In some embodiments, the array of heating elements extends the entire length of the oil heating device. In alternative embodiments, the array of heating elements has a length that is less than the length of the oil heating device. In such embodiments, the array of heating elements has a length less than 4000 ft, preferably less than 3750 ft, preferably less than 3500 ft, preferably less than 3250 ft, preferably less than 3000 ft, preferably less than 2750 ft, preferably less than 2500 ft, preferably less than 2250 ft, preferably less than 2000 ft, preferably less than 1750 ft, preferably less than 1500 ft, preferably less than 1250 ft, preferably less than 1000 ft, preferably less than 750 ft, preferably less than 500 ft, preferably less than 400 ft, preferably less than 300 ft, preferably less than 250 ft.
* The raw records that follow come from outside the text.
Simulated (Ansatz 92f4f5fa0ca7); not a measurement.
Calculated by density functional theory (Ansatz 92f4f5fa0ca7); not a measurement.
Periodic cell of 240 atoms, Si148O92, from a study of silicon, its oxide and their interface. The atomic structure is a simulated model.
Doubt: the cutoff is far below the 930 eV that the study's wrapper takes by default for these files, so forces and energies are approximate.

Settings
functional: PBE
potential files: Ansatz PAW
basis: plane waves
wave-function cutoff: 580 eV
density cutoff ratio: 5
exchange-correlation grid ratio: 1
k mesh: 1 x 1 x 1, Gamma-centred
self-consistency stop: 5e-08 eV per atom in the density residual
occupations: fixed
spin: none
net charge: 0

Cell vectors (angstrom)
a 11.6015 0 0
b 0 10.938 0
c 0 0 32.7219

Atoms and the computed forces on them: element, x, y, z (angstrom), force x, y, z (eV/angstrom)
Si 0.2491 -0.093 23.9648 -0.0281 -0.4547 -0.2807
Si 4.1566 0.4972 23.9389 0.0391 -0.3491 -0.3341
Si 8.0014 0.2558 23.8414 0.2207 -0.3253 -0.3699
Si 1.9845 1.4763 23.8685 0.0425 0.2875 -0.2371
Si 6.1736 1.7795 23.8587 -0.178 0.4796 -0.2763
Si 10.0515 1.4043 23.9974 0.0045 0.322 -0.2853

In some embodiments, the individual, independently-controllable heating elements of the array are made of metal, a ceramic semiconductor, a polymer, or some other type of heating element known to those of ordinary skill in the art. The heating elements may be in the form of wires, ribbons, plates, discs, foils, tubes, coils, or the like. Metal heating elements may be formed from metals or metal alloys such as nichrome 80/20 (an alloy comprising 80 wt % nickel and 20 wt % chromium based on a total weight of nichrome alloy), Kanthal (an alloy of iron, chromium, and aluminum), and cupronickel (an alloy of copper and nickel). Ceramic semiconductor heating elements may be formed from semiconducting ceramic materials that display a positive thermal coefficient (PTC) such as bismuth-, lanthanum-, samarium-, antimony-, or niobium-doped barium titanate, aluminum- or chromium-doped vanadium oxide, molybdenum disilicide, and silicon carbide.


In general, the permanently-installed array of heating elements must comprise at least two individual, independently-controllable heating elements. These at least two individual, independently-controllable heating elements should be positioned such that there exists a portion of the array which has, at the same position along the length of the array, a position on the opposite side of the array which contains a different heating element than the aforementioned portion. This geometry of the array is necessary for giving the array the ability to impart a non-cylindrically symmetric heating profile as described below. An alternative way of describing this geometry is that there exists a path at a position along the length of the array around the circumference or perimeter of a wellbore or wellbore tubular about which the heating device is placed, this path passing over more than one heating element. While this geometry requires at least two heating elements, no limit on the maximum number of heating elements exists. One example of such a geometry is having two curved heating elements, the length of which are equal to the length of the array and the width of which are equal to approximately half of a circumference or perimeter of the array, placed on opposing sides of the array. Another example of such a geometry is a grid of small, circular or plate-shaped heating elements placed on the surface of a cylindrical oil heating device. An example of an array which does not satisfy the above requirements is a series of ring-shaped heating elements stacked along the length of the oil heating device. This geometry may allow for a heating profile that differs along the length of the oil heating device but not around the circumference or perimeter of the oil heating device. A path as described above would be required to traverse a portion of the length of this array to pass over more than one heating element and thus fail the requirement that the path be at a certain position along the length.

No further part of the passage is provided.